Wales' councils reorganisation 'inevitable'

"I know of nobody now who argues for 22 local authorities."

Those were the words of the First Minister Carwyn Jones at his monthly news conference in the autumn.

It would seem then that there's an inevitability about local government re-organisation.

Paul Williams, the former chief executive of the NHS in Wales, is due to publish the conclusion of his review into public services next week.

It's widely expected to fire the starting gun on local government re-organisation.

Within it will be his thoughts, and those of his commission members, on what should happen to the 22 unitary authorities that were created after the last round of changes in 1996.

Frontline services

The big criticism is that there are too many councils and some are too small. There are mismatches. Cardiff for example has a population of around a third of a million, while Merthyr has a population of around 50,000.

A number of negative stories about council chief executive pay levels have all contributed to the debate, and added to the calls to reduce the overheads of 22 separate senior management teams.

In time, that could free up money to go to frontline services but in the meantime there will be a big bill to pay for the changes.

I'd expect one of the first battlegrounds to be around the cost. The consultants Deloitte has looked at the cost of a number of previous re-organisations around the UK and the average cost was above £250m.

Much will be taken up with the cost of redundancies.

In its submission, the Welsh Local Government Association says that when the NHS in Wales was restructured in 2009, senior managers who were moved to lower-banded positions had their salaries protected for ten years.

Job evaluations

It says: "Clearly there would be an expectation from the local government workforce and trade unions of fairness in these areas."

The other big costs will be IT. Since the 1990's councils have invested hugely in diverse IT systems in areas like payroll and council tax and all of these will have be connected with other systems.

There will also have to be job evaluations carried out of every staff member so new HR departments can work out how much everyone should be paid.

Critics will question whether now is the right time to carry out such big changes when councils are already facing some of the biggest cuts in years.

And are bigger councils better? The WLGA says there needs to be a compelling argument for change.

It admits that five of the local education authorities in special measures belong to some of the smallest councils but concludes that overall there's no obvious correlation between population size and performance. It says factors like leadership and deprivation have as much, if not greater influence over relative performance.
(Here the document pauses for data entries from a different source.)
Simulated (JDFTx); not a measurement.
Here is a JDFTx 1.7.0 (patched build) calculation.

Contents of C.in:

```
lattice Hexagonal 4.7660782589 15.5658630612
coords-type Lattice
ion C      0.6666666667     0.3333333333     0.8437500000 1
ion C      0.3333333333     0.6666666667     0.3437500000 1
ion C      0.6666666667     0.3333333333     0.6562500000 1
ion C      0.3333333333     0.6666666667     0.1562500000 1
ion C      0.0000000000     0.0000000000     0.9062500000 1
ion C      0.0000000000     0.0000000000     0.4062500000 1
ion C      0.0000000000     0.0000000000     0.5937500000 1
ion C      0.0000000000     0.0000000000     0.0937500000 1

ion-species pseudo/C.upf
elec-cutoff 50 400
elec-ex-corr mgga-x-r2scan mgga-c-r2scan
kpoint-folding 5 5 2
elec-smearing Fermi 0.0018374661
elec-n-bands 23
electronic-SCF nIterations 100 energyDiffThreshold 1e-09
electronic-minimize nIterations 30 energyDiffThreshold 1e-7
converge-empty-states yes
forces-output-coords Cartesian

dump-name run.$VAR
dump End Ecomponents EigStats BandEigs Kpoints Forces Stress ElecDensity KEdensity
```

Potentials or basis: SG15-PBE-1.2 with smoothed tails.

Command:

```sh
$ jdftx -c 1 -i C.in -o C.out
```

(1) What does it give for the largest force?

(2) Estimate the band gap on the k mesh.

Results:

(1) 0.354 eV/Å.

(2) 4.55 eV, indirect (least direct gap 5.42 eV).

Another question is how to harmonise council tax rates. If, for example, Pembrokeshire and Carmarthenshire were to come together to form a new authority then the council tax payers in Pembrokeshire could face paying more as their bills are currently more than £200 a year less than in Carmarthenshire.

And finally there could be political difficulties for Labour. If there's a dramatic reduction in the number of councillors in Wales, particularly in the south Wales valleys, then many of them will be Labour members who act as grassroots campaigners at the general and assembly elections.

It may well be that Carwyn Jones has more difficulty gaining support from within his party than gaining cross-party support at the assembly.